Gennaro Gattuso, he of the overbearing personality, must reflect for quite some time on a great mercy. It is that his version of the "Glasgow kiss" provoked mere contempt in Joe Jordan at San Siro this week.
Had Gattuso's behaviour after Tottenham's brilliant Champions League win over Milan been seen as more than empty bluster, a Uefa disciplinary inquiry into the affair scheduled for Monday would surely be among the least of his problems.
This is a lot to imply about the physical resolve of a 59-year-old, even a superbly conditioned one, but only if you don't know Joe Jordan – or where he comes from.
We're not talking about his origins in the Lanarkshire mining village where as a schoolboy he wondered at the sight of Jimmy Delaney, a great star of Celtic and Manchester United, sharing the same bus-stop, Jordan on his way to school, Delaney to a factory shift with his sandwiches and tea flask in a knapsack and his days of glory in the past.
No, if Jordan was born in a locality that spawned football lore, and the late Sir Matt Busby, he quickly elected himself as a life-long inhabitant of football.
The resolve took Tottenham's first-team coach to Leeds United and Manchester United and three challenging but unforgettable years in the Italian game, two with Milan (right) and one with Verona.
It took him to three World Cups and the Scottish record achievement of scoring in each of them.
Not so long ago he looked back on his success as a front-line player and also a long and sometimes turbulent career as a manager and coach. He admitted to a certain dilemma.
He didn't quite know the most appropriate place to bury his football heart.

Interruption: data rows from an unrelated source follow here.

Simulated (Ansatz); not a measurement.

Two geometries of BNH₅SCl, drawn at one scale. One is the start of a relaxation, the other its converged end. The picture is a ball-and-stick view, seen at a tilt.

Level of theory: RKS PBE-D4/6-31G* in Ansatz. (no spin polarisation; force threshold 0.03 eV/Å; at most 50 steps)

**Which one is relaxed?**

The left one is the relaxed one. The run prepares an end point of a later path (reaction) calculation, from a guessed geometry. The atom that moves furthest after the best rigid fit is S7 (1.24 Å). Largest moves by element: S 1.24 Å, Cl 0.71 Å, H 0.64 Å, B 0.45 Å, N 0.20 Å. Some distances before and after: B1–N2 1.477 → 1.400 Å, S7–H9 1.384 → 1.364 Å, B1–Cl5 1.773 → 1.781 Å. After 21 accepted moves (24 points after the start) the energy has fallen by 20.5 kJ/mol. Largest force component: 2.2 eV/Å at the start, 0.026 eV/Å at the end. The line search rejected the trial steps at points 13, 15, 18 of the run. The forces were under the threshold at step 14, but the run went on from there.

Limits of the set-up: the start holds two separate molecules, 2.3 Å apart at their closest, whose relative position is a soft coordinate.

He found it a taxing choice: Elland Road, at the height of Leeds United's power, Old Trafford, San Siro or Hampden Park, where he always returned to re-present himself to his own people in the course of winning 52 caps. About one thing there is no doubt and it is something that casts immediate doubt about the claims of Gattuso's agent that Jordan said his client was a "fucking Italian bastard". Jordan adores Italy, its food, its wine, its culture and his closest friends include the great Franco Baresi, an astonishingly precocious young contender at Milan back in 1981-83, and Tony Damascelli, a leading Italian football writer who admired the Scotsman's spirit when he battled through injury and won the affection of a San Siro crowd who christened him Lo Squalo – The Shark.
They admired not just the famous toothless warrior glare but also a fighting character. Milan were in deep transition when he arrived and Jordan suffered a nagging injury. But he survived the clear-out that came with relegation – and scored 11 goals in the Serie B title win that took Milan back to the top flight.
Yesterday Damascelli was, among others, disappointed when Jordon declined to give his side of the Gattuso incident.
But Jordan was eloquent enough in his embrace of omerta. He said, "I'm sorry, but I just don't want to make a single contribution to this whole business not disappearing as quickly as possible from everyone's memory. For me, it is already closed."
After his second season in Milan he was told that the club was re-casting for the future, which meant at 31 he could return to the English game or accept an offer from several interested Italian clubs. He chose Verona, Shakespeare's City of Gentlemen and recalls, "It was one of the greatest years of my life and in the end I was sad to leave Italy. The experience enriched me – and my family."
A failed Glaswegian kiss, from wherever it came, was never likely to dilute critically some of the best wine of a football man's life.